Yesterday had an early dinner at EAK Ramen (thanks, Mark), 469 6th Ave., rich ramen along with Kawaba Sunrise Ale. This morning I took the subway to the East Village and went to Abraco, thanks to tip from my friend Doug. Unique coffee shop, great coffee and pastries, long lines that never abated, no stinkin laptops allowed, wonderful place, good vibes, latte as good as it gets. When I left, I gave the manager, a cool guy who was moving around with alacrity and humor, a mini-copy of Tiny Homes. When I was out in the street, he ran out and said: “Lloyd, this is brilliant.” So good when people get it.

I walked around the corner, and there was Do Kham, a Tibetan shop with elegant things in the window. Serendipity at work. I went in, and everything was just right. The owner, Phelgye Kelden, is a former Tibetan monk, who has assembled a shop of totally wonderful things. His specialty is Tibetan hats, which he designs, and which have been featured in Vanity Fair, Elle, and other major fashion magazines:

I had vowed not to buy anything on this trip, but, ahem…a beautiful wool scarf, a necklace of prayer beads, a rock carved with Om Mani Padme Hum: “Tibetan Buddhists believe that saying the mantra (prayer), Om Mani Padme Hum, out loud or silently to oneself, invokes the powerful benevolent attention and blessings of Chenrezig, the embodiment of compassion.” So as I walk around today, I’m chanting it to myself.

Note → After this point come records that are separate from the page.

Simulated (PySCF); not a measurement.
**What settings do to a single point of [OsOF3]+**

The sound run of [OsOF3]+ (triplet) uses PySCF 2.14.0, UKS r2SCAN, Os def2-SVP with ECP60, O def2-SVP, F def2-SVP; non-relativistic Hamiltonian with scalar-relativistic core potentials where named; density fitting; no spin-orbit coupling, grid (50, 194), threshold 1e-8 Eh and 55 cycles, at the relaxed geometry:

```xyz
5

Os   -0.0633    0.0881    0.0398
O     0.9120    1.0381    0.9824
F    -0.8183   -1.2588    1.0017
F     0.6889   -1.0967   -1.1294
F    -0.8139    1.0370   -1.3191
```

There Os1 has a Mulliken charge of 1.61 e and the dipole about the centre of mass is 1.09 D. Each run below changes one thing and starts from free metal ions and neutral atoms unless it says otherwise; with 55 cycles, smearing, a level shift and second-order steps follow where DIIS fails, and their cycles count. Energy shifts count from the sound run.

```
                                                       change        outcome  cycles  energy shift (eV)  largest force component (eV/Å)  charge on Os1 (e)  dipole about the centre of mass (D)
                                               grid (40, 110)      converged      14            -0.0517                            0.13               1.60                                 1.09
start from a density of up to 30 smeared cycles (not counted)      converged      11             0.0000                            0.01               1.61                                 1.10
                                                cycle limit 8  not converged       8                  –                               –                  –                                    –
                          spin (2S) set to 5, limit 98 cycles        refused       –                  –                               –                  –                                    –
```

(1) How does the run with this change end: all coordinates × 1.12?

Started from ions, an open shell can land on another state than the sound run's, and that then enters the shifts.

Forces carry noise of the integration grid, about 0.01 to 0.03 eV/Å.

It’s been hot and muggy this week here, like it usually is in August. (Global warming is a hoax, right? )Walking along St. Mark’s place, I spied St. Dymphna’s Pub, and it looked authentic, cool (in both senses), and I went in and had a pint of Guiness and talked to the bartender and the guy next to me, a director of plays, and a native of Philly about a variety of subjects as we watched Serena Williams in the French Open. A good restaurant? They recommended Cafe Mogador, across the street, Moroccan, and crowded, and good.

I’ve finally learned to overcome shyness when traveling and ask-ask-ask. I think 90% of the places I’ve eaten, visited, or had coffee at on this trip were by following recommendations of friends and strangers.